This does not require you to write any code. (Well a bit, depending on the way you see it). This requires only configuration.

How to configure?

There are many ways to configure this. By using the class methods one by one, by just loading a JSON file that contains all the configuration or command line arguments.

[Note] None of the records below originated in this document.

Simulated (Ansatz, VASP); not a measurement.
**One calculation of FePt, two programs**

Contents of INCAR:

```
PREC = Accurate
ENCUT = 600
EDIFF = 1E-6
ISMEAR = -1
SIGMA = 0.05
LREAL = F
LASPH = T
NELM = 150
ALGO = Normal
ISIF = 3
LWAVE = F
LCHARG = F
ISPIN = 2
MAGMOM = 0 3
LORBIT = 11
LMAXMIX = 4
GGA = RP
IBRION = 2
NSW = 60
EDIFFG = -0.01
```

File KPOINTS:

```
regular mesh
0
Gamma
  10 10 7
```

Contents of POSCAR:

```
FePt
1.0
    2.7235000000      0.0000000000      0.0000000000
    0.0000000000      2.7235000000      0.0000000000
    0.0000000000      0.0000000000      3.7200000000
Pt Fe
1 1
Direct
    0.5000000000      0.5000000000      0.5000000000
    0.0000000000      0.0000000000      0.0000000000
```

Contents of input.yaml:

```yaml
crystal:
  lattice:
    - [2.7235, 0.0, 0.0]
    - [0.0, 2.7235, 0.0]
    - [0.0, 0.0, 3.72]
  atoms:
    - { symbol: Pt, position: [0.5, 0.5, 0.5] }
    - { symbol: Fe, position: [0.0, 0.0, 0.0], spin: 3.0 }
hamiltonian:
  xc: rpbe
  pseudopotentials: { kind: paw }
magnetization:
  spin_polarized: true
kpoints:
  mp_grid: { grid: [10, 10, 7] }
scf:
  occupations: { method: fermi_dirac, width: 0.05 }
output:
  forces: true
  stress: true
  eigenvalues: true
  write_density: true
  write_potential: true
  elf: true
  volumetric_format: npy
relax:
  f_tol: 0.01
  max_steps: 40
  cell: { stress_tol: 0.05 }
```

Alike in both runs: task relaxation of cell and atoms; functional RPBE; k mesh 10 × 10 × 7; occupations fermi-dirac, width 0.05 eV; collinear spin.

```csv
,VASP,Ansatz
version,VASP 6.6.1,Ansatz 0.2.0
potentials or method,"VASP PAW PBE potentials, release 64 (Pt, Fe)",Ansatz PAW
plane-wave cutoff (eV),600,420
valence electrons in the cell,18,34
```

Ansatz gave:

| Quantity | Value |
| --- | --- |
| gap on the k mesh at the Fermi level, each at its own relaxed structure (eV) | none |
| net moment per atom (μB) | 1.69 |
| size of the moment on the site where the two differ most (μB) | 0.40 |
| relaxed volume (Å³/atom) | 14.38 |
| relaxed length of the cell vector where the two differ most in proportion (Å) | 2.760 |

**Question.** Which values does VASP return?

When you are using the prebuild .exe file, you have to use a JSON file or command line arguments. Writing the settings JSON file by hand can be a bit tricky, so I recommend using the command line arguments.

Using a JSON file

When the program is started, it will print the configuration options currently applied as a JSON string. This can be used to save the configuration for later use.

This Text can be stored in a .json file.

Later you can load this file with the --config_file argument.

Start the program with the following command:

scraper_no_ai.exe --config_file "path/to/your/config.json"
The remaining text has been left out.